Each Spring and Fall, the Newton Conservators organizes a series of walks to local open space areas. These walks are led by knowlegeable leaders and are open to the public. They normally last for an hour or two. Some events are for bicycle or canoe. These walks are a great way to get to know open space areas in Newton. Below is the current walk schedule.

If you have questions about a walk or are interested in leading such a walk in an area that you know, please contact the walks coordinator.

printable list of all walks


Nahanton Park
Early Morning Migratory Bird Walk

Nahanton Park offers a mix of woodlands, wetlands and meadows along the Charles River, making it a good place to observe a variety of migratory songbirds, as a well as resident species.

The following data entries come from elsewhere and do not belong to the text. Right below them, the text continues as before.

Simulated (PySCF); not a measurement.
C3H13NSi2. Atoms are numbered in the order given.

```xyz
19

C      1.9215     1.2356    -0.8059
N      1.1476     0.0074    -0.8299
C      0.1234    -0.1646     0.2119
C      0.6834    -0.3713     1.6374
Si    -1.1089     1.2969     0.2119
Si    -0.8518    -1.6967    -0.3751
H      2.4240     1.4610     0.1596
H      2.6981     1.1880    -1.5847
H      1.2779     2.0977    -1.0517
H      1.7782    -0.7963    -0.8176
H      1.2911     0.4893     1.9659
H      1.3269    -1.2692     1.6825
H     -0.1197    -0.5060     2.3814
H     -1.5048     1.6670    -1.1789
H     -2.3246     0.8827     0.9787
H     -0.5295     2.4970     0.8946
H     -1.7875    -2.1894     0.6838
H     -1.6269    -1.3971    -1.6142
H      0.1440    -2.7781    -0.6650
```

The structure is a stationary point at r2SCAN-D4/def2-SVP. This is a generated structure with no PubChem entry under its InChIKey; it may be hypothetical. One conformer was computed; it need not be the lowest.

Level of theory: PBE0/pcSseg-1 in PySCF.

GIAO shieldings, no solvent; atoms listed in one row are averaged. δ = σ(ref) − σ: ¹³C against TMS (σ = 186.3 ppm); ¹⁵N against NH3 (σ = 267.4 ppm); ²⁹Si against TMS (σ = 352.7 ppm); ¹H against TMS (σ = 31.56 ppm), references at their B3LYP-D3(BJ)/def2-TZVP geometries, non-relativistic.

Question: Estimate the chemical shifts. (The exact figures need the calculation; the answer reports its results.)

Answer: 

Enter park at the Nahanton Street entrance next to the river. Parking is available inside the park. Bring binoculars if you have them. Beginners as well as experienced birders are welcome. The walk is weather dependent. Call if in doubt. Trip Leader is Ted Kuklinski (617-969-6222).


Kennard Park

This is a walk along the trails of the Kennard properties, where a 32 acre post-agricultural forest has grown up on 19 th century farmland that became an early 20th century gentleman’s estate, and finally a Newton park, adjacent to Brookline’s 58-acre Lost Pond. Explore South Meadow brook, the mixed conifer woodland with colonial stonewalls, a red maple swamp with century-old trees, and a wide variety of trees, shrubs, and ferns.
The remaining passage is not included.